Little is known of the life of Apollonius. The information we have is from his own writings and, once again, from Eutocius, in his work Commentary on Apollonius' Conics. Apollonius says of his work Conics,

Of the eight books the first four belong to a course in the elements. The first book contains the generation of the three sections and of the opposite branches, and the principal properties in them worked out more fully and universally than in the writings of others [1, p. 603].

Eutocius illuminates this further by stating

Apollonius of Perga proved generally that all the sections can be obtained in any cone, whether right or scalene, according to different relations of the plane to the cone [15, p. 279].

Indeed, Apollonius redefined the cone:

If from a point a straight line is joined to the circumference of a circle which is not in the same plane with the point, and the line is produced in both directions, and if, with the point remaining fixed, the straight line being rotated about the circumference of the circle returns to the same place from which it began, then the generated surface composed of the two surfaces lying vertically opposite one another, each of which increases indefinitely as the generating straight line is produced indefinitely, I call a conic surface, and I call the fixed point the vertex, and the straight line drawn from the vertex to the center of the circle the axis [1, p. 604].

Above: Drag point B to generate a nappe of the cone

Compare this with Euclid's definition of a cone on page 4.

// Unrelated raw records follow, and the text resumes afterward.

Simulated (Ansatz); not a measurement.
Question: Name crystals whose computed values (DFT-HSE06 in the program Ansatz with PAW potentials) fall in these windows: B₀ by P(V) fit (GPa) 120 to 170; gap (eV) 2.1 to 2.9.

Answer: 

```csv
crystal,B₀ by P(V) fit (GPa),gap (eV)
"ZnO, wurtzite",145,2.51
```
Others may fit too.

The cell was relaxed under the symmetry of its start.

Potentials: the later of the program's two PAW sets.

Unlike earlier geometers who intersected planes at right angles to different shaped cones, Apollonius varied the plane, not the cone. The angle of intersection of the plane to the cone determined the conic. Let's see how this generates the three conic sections:


Parabola (plane slices the cone at a right angle)
Right click and drag to change the viewing angle.


Ellipse (plane slices the cone at an acute angle)
Right click and drag to change the viewing angle.


Hyperbola (plane slices the cone at an obtuse angle)
Right click and drag to change the viewing angle.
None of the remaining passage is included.